Systems Thinking and behavioral change


Just finished reading the UK BIT's Manifesto for Applying Behavioral Science whilst dipping in and out of the Behavioral Economics Guides from the past 10 years.

Ten years ago, behavioral economics promised elegant solutions. Evidence-based, low-cost, measurable solutions to thorny issues. Reality delivered something different. A comprehensive analysis of 165 randomized trials from government nudge units found an average effect of 1.4 percentage points. Academic papers claimed 8.7%, but publication bias inflated those numbers (BE 2020). While nudges remain cost-effective, "a 1.4% shift in behavior is simply not enough to achieve the nudger's goal" for complex challenges (BE 2021).

Why such modest effects? The problem is as much cognitive as anything else. System 2 holds approximately seven objects in working memory (BE Guide, 2014). But actual systems require tracking dozens of interconnected variables. When ego depletion hits, people revert to System 1 heuristics (BE Guide, 2016). Cognitive limits compound with organizational realities. Implementation killers persist: capacity constraints, time pressure, resource limits, political barriers, and evaluation anxiety. "Many of the most important policy challenges occur as part of complex adaptive systems where interactions between the elements can cause unpredictable results" (Source: BE Guide 2023). Humans are fundamentally ill-equipped for systems thinking.

The Behavioural Insights Team's manifesto acknowledges what practitioners were discovering: we need to see the systems those interventions inhabit.

The BIT Manifesto offers three pathways:

  1. Identify Leverage Points - Find where behavioral shifts produce wider system effects. Electricity initially replaced steam engines but eventually enabled complete factory redesign.

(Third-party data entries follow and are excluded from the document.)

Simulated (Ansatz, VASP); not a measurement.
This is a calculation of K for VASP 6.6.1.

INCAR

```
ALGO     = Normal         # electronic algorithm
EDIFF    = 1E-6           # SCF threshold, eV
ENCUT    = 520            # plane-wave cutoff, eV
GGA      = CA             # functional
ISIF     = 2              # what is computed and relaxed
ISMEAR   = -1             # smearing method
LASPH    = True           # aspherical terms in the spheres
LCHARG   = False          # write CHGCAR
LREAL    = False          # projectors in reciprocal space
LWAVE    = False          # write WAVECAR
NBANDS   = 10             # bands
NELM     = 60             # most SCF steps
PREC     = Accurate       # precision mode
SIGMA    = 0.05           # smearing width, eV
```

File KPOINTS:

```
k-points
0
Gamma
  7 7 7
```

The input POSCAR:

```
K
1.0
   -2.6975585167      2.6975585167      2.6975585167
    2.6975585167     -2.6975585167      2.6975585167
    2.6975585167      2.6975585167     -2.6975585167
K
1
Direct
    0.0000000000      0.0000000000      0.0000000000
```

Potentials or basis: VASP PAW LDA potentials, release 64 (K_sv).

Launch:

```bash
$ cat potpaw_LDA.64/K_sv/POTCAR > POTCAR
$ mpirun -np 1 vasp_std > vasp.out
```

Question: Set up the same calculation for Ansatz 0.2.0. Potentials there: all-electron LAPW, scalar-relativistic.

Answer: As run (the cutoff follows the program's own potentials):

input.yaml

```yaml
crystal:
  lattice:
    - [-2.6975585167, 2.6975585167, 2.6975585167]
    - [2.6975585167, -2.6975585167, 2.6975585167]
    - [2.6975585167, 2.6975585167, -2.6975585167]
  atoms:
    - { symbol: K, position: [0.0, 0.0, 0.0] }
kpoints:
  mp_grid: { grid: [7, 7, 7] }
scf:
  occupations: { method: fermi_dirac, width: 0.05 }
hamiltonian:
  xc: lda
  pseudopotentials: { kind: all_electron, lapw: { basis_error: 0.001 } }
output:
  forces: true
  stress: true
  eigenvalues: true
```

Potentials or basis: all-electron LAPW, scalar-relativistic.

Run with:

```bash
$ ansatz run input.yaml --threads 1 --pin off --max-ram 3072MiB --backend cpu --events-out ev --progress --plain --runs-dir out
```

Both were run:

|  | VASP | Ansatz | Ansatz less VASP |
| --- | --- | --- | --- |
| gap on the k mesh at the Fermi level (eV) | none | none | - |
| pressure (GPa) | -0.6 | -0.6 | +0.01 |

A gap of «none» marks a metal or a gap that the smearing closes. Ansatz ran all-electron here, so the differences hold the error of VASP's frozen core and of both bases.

  2. Model Collective Implications - When households copy neighbors' consumption, changing the copying speed creates tipping points, moving "beyond a focus on individual behaviour to embrace systemic change" (BE Guide 2023).

  3. Change System Rules - UK sugar tax altered manufacturer incentives. Transport for London defaulted pedestrian crossings to green, nudging behavior while reshaping policies.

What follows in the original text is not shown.